On Wed, 13 Jan 2021 at 19:19, Dmitry Dolgov <9erthali...@gmail.com> wrote:
> > On Sat, Dec 19, 2020 at 01:00:01PM +0800, Craig Ringer wrote:
> >
> > The attached patch set follows on from the discussion in [1] "Add LWLock
> > blocker(s) information" by adding the actual LWLock* and the numeric
> > tranche ID to each LWLock related TRACE_POSTGRESQL_foo tracepoint.
> >
> > This does not provide complete information on blockers, because it's not
> > necessarily valid to compare any two LWLock* pointers between two process
> > address spaces. The locks could be in DSM segments, and those DSM
> segments
> > could be mapped at different addresses.
> >
> > I wasn't able to work out a sensible way to map a LWLock* to any sort of
> > (tranche-id, lock-index) because there's no requirement that locks in a
> > tranche be contiguous or known individually to the lmgr.
> >
> > Despite that, the patches improve the information available for LWLock
> > analysis significantly.
>
> Thanks for the patches, this could be indeed useful. I've looked through
> and haven't noticed any issues with either the tracepoint extensions or
> commentaries, except that I find it is not that clear how trance_id
> indicates a re-initialization here?
>
> /* Re-initialization of individual LWLocks is not permitted */
> Assert(tranche_id >= NUM_INDIVIDUAL_LWLOCKS || !IsUnderPostmaster);
>
There should be no reason for anything to call LWLockInitialize(...) on an
individual LWLock, since they are all initialized during postmaster startup.
Doing so must be a bug.
But that's a trivial change that can be done separately.

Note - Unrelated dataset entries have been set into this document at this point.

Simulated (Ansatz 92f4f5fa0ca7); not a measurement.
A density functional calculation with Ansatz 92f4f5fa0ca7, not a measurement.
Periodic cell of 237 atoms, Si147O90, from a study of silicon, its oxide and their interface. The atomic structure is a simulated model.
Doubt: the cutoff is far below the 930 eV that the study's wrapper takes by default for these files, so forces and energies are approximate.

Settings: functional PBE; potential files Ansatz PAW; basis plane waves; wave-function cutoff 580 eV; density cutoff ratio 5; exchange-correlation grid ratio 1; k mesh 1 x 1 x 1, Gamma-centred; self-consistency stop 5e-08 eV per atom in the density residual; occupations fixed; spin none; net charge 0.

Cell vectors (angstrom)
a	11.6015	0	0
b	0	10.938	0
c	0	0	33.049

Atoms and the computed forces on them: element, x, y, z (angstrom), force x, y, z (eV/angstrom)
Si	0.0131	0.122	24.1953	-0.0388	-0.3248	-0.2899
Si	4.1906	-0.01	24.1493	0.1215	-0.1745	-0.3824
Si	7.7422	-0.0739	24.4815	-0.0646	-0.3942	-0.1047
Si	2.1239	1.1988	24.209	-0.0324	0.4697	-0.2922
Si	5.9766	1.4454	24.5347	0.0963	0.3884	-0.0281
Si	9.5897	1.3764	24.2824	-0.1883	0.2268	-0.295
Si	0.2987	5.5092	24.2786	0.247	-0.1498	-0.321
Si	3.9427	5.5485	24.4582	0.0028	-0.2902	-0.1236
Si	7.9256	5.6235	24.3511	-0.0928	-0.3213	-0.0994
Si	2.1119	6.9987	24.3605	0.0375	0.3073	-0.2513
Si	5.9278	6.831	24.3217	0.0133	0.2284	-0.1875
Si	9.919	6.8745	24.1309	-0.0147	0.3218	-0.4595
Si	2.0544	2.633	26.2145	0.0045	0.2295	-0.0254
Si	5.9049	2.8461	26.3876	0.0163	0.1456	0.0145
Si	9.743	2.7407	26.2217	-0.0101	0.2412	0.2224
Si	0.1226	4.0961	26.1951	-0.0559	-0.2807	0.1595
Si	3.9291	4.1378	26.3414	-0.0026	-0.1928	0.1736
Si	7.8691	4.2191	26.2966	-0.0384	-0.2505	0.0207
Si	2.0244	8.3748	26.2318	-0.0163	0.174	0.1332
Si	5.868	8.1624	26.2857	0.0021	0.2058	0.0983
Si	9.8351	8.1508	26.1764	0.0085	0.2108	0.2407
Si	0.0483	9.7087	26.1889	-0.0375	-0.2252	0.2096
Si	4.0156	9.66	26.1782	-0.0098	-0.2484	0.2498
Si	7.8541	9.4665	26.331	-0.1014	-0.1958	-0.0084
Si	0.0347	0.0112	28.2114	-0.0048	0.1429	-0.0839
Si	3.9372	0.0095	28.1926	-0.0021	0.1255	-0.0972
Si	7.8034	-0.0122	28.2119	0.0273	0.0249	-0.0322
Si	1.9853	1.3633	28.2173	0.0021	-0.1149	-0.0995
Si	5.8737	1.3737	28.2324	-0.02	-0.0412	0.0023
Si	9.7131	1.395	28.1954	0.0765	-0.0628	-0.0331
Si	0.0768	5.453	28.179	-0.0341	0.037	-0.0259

> > Patch 2 adds the tranche id and lock pointer for each trace hit. This
> makes
> > it possible to differentiate between individual locks within a tranche,
> and
> > (so long as they aren't tranches in a DSM segment) compare locks between
> > processes. That means you can do lock-order analysis etc, which was not
> > previously especially feasible.
>
> I'm curious in which kind of situations lock-order analysis could be
> helpful?
>
If code-path 1 does
LWLockAcquire(LockA, LW_EXCLUSIVE);
...
LWLockAcquire(LockB, LW_EXCLUSIVE);
and code-path 2 does:
LWLockAcquire(LockB, LW_EXCLUSIVE);
...
LWLockAcquire(LockA, LW_EXCLUSIVE);
then they're subject to deadlock. But you might not actually hit that often
in test workloads if the timing required for the deadlock to occur is tight
and/or occurs on infrequent operations.
It's not always easy to reason about or prove things about lock order when
they're potentially nested deep within many layers of other calls and
callbacks. Obviously something we try to avoid with LWLocks, but not
impossible.
If you trace a workload and derive all possible nestings of lock acquire
order, you can then prove things about whether there are any possible
ordering conflicts and where they might arise.
A PoC to do so is on my TODO.
> Traces also don't have to do userspace reads for the tranche name all
> > the time, so the trace can run with lower overhead.
>
> This one is also interesting. Just for me to clarify, wouldn't there be
> a bit of overhead anyway (due to switching from kernel context to user
> space when a tracepoint was hit) that will mask name read overhead? Or
> are there any available numbers about it?
>
I don't have numbers on that. Whether it matters will depend way too much
on how you're using the probe points and collecting/consuming the data
anyway.
It's a bit unfortunate (IMO) that we make a function call for each
tracepoint invocation to get the tranche names. Ideally I'd prefer to be
able to omit the tranche names lookups for these probes entirely for
something as hot as LWLocks. But it's a bit of a pain to look up the
tranche names from an external trace tool, so instead I'm inclined to see
if we can enable systemtap's semaphores and only compute the tranche name
if the target probe is actually enabled. But that'd be separate to this
patch and require a build change in how systemtap support is compiled and
linked.
BTW, a user->kernel->user context switch only occurs when the trace tool's
probes use kernel space - such as for perf based probes, or for systemtap's
kernel-runtime probes. The same markers can be used by e.g. systemtap's
"dyninst" runtime that runs entirely in userspace.